First, the fundamentals of the publisher-trade relationship in India. Four factors define the terms of trade: prices, discounts, credit terms and ‘returns’. The first three apply to the retail trade for any commodity; the last is unique to the book trade, here and elsewhere, and is as important a consideration as discounts and credits for the bookseller. In fact, for most other commodities, ‘goods once bought cannot be returned’; for the book trade it is just the opposite, ‘gone today, here tomorrow’.

What are returns? Why are returns today so ubiquitous and running at higher levels than ever before despite massive discounts and extended credit terms? How do returns impact on publishers and buyers, and can the publishing world do without them? Of the three interested parties — publishers, booksellers and authors — who benefits from this arrangement?

As the term implies, ‘returns’ are the facilities provided to booksellers to return unsold stock after a reasonable period, which is usually 60 to 90 days but in practice is extended by mutual agreement. Publishers provide for these contingencies by reserving a proportion of each book’s print run to be given away free to literary editors and reviewers, while another slab, having been given away to booksellers, can be returned unsold. Publishers estimate about 15 per cent returns/free copies for hardback and 25 per cent returns/frees for paperbacks. There can be wide variation in returns/frees, but the point here is that returns are built in the costing of each book. Till the mid-1980s, returns were a special facility provided to special customers, but now it is taken as applicable to all.

From the bookseller’s point of view this arrangement works out fine; he gets an extended period of credit with no risks whatsoever. Booksellers say that with high fixed costs in wages and rent, which falling prices make ever harder to meet, they simply can’t afford to take any more risks with non-bestsellers. Besides, they say that they provide a service by displaying books that would otherwise just be lying around in publishers’ warehouses.

But the practice is open to abuse. Publishers complain that booksellers are returning copies and then reordering them in order to extend their credit periods, a practice that is becoming more common now that finance is no longer easily available from banks. In practice, credit terms can always be extended to 180 days, which has become a marked feature for an ever-widening range of new titles. As a result, many mid-list titles are simply not ordered or they are bought against firm orders. And this is not all.
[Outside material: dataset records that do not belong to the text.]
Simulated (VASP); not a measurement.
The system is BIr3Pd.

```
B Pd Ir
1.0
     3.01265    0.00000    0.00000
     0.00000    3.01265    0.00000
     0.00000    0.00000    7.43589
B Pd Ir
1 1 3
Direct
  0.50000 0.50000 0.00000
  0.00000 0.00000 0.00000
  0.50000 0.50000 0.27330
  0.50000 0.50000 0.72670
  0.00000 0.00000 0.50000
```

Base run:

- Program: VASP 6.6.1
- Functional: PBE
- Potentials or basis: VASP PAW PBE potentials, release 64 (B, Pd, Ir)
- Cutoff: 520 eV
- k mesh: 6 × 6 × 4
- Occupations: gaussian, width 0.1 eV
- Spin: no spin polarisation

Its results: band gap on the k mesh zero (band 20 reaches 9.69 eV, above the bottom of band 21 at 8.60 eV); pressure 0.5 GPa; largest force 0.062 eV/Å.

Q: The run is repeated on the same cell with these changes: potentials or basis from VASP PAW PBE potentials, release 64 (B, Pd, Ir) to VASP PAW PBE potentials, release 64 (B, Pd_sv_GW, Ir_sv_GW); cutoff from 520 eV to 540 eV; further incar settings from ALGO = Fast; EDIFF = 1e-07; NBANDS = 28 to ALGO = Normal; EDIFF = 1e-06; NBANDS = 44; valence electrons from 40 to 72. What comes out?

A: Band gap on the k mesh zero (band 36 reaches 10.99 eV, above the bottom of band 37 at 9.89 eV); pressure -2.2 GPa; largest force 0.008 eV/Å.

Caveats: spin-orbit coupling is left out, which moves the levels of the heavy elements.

Some authors these days have taken self-promotion to a new height, but there was a recent case of an author who had bought 20,000 copies of his own book, got into the New York Times bestseller list for eight weeks, then returned 17,000 copies when his job was done. And thanks to the generous returns policy, got his money back. This may be a one-off case but the danger of getting conned is always there.

But the question is how do returns affect the publisher and the author? And can it be avoided?

For the publisher, returns are a nightmare. First, it is simply impossible to monitor sales ex-bookshop: in India we don’t have the field staff to go around bookshops checking unsold physical stock against the quantity ordered. Second, accounting for the number of copies sold, which is the basis for the royalties to be paid to the author, becomes impossible when you know that most have sent to bookshops on a sale-and-return basis.

Can returns be avoided? Not any more because returns are part of the whole sales package. Besides, publishers desperately looking for sales will go that extra mile to place their book in stores in these difficult days.